Some of America’s biggest corporations are (very publicly) raising the minimum wages of their employees. This is better than nothing, but not as good as, say, dangling a CEO by his ankles and shaking him until all of his billions fall out.
Raising wages is better than not raising wages. We can all agree on that. That said, how much moral courage does it take for CEOs to raise wages right now? Even Walmart, for chrissake, implemented widespread raises a full year ago, after years of heavy political pressure from activists. The political climate is clear. Inequality is not going away, and people are pissed, and on top of that, unemployment is relatively low, meaning companies need to compete harder for workers. Not raising wages is the bolder business move at this point.
That fact does not stop companies from extracting the maximum possible PR value from their decision to raise wages. Jamie Dimon, who makes $20 million a year presiding over a bank that not so long ago paid $13 billion due to its role in the collapse of mortgage securities that made tens of millions of people decidedly poorer, took to the New York Times op-ed page to bask in his own decision to raise the minimum wage of low-level JPMorgan Chase employees to between $12 and $16.50 per hour, from the current $10.15. If we do some very rough math, assuming that all 18,000 of these employees get an average raise of $3 per hour and work 2000 hours per year, that’s a total additional annual expenditure of $108 million by JPMorgan. Better than nothing, certainly. In the context of a bank that posts profits of more than $5 billion per quarter, this is peanuts.

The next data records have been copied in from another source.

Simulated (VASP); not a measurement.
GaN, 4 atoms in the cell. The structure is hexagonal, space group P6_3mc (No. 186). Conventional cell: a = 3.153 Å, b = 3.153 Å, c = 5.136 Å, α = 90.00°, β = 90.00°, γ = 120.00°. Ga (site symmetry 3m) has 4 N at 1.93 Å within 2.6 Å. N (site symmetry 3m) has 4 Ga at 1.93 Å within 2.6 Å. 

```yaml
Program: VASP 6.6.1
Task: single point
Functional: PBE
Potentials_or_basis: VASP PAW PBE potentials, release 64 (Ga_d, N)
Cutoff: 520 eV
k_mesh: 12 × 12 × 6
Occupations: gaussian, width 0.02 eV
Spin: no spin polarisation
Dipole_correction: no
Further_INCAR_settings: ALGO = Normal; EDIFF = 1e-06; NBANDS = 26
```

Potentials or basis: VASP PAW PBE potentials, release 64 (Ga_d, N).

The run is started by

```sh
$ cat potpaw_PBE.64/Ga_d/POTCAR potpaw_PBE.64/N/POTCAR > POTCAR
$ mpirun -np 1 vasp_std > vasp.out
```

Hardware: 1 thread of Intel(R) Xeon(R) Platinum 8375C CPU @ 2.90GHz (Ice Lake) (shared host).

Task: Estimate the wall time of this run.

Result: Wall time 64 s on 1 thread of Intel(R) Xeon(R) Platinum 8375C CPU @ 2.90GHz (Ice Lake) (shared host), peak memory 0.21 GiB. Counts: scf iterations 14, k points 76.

In that context, it is kind of embarrassing to brag about this move in the New York Times.
Again—raises are better than no raises. But it should be understood that this country is currently in a period of economic inequality not seen in a full century. Wages for low earners must go up. Bragging about raising your minimum wage a few bucks at the moment is a bit like bragging about changing your tire after you ran over a box of nails. Good for you, sure, but if you didn’t do it, the whole system won’t work. When Starbucks (very publicly) announced this week that it is raising minimum wages in company-owned stores by at least 5%, it is worth remembering that this is a company that still is not unionized despite widespread worker complaints and a corporate reputation for liberalism. It is safe to assume a union would raise wages more than 5%. It is also worth remembering that Starbucks’ CEO, an inveterate self-promoter and narcissist, is worth more than $3 billion. All of these points are related.
Should major American companies raise wages? Yes. Should they feel good about themselves because they pay marginally more than fast food chains? No. Should we give fabulously wealthy CEOs moral credit for any of this? No. These are not expenditures on employee welfare. These are investments in workforce stability, PR, and, to a lesser extent, social stability in a nation that is wracked by inequality.
The least we can do is deny them the PR value.